You cannot successfully top-down ban usury. The only was to eliminate it is to get people to voluntarily refuse to participate both as borrower or lender despite the fact that doing so is potentially profitable.
It will never happen, unless you want a static universe. They tried banning usury in the Middle (Dark) Ages, and economic growth became static or declined.
I do not feel like explaining. Assemble the puzzle based on my past writings (but I've seen that you haven't quite assimilated all my writings).
It depends on your definition of slavery. My definition is broad and that is humans will never be equal, so some will always be subservient to others. Society can mask this as social obligations, slave level wages, or whatever, that is still slavery in my definition. I am a tax slave to Uncle Sam. People who think they are free even when they are not, are a form of satiated slave (Stockholm Syndrome being another example of that phenomenon).
Your definition of slavery is simply another way of saying that we will never be entirely free. This is true. However, it ignores the fact that there are degrees of slavery. We can approach freedom gradually over time. Freedom can progress.
I didn't ignore that. I wrote it depends on your definition of slavery.
Technology (you call this knowledge) is what drives the level of freedom we have, and I have said that for years. I am surprised you would forget.

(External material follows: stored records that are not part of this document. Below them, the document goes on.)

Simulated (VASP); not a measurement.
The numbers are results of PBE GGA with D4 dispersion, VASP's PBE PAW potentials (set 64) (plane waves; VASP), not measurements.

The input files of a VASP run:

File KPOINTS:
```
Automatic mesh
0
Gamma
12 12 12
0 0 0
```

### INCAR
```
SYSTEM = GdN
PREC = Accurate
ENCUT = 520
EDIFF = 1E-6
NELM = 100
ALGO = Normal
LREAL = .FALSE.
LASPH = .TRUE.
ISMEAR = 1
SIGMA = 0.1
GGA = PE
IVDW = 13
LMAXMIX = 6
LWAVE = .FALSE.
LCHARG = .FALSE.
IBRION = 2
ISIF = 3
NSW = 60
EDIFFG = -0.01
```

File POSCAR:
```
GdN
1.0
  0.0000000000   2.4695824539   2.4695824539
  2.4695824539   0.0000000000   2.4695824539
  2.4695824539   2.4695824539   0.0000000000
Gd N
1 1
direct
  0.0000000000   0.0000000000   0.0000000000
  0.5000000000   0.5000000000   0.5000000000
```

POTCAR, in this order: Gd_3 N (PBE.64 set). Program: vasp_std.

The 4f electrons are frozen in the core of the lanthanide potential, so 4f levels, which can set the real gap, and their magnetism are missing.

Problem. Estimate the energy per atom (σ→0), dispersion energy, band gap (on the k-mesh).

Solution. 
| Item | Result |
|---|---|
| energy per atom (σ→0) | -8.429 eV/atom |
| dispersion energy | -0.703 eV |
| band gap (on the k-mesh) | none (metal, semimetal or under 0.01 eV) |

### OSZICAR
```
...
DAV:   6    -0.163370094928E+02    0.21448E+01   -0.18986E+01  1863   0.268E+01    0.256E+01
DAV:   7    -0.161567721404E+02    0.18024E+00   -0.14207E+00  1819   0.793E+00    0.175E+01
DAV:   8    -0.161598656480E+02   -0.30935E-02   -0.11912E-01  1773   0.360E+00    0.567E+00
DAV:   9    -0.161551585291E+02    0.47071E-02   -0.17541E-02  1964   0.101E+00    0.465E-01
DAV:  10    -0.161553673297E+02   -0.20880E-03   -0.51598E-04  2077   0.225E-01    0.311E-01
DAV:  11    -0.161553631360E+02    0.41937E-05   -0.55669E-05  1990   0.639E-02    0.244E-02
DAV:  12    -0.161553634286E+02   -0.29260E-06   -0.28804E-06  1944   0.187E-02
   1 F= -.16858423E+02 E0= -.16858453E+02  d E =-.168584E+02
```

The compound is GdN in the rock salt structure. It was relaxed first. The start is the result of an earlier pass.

Physical slavery was required when most labor was fungible, menial labor. That is what my entire thesis that you quoted in the OP of Economic Devastation. How could you forget?
I understand your arguments that large concentrations of capital were required to facilitate the industrial revolution and that usury and fractional reserve were a necessary part of this process. I agree with it. However, this is just another example of the need for some level of top-down control when knowledge is lacking. At the time and even today there are a lack of options outside of usury when it comes to concentrating funds for large scale projects. The current lack of options does not mean usury is desirable or forever necessary. It simply means we lack the knowledge to move on to a superior system. We are not yet ready to eliminate usury.
However, I believe the knowledge is coming. We will eventually be able to create a society with lower levels of top-down oppression. It is not a process of absolute but rather incremental change.
And the transformation can be as I have described many times that we won't need to aggregate capital, because technology will enable maximum division of labor to coordinate without Theory of the Firm Coasian costs, because of decentralization technology of which the Inverse Commons of open source is a main component. Refer to my prior writings for the cited references.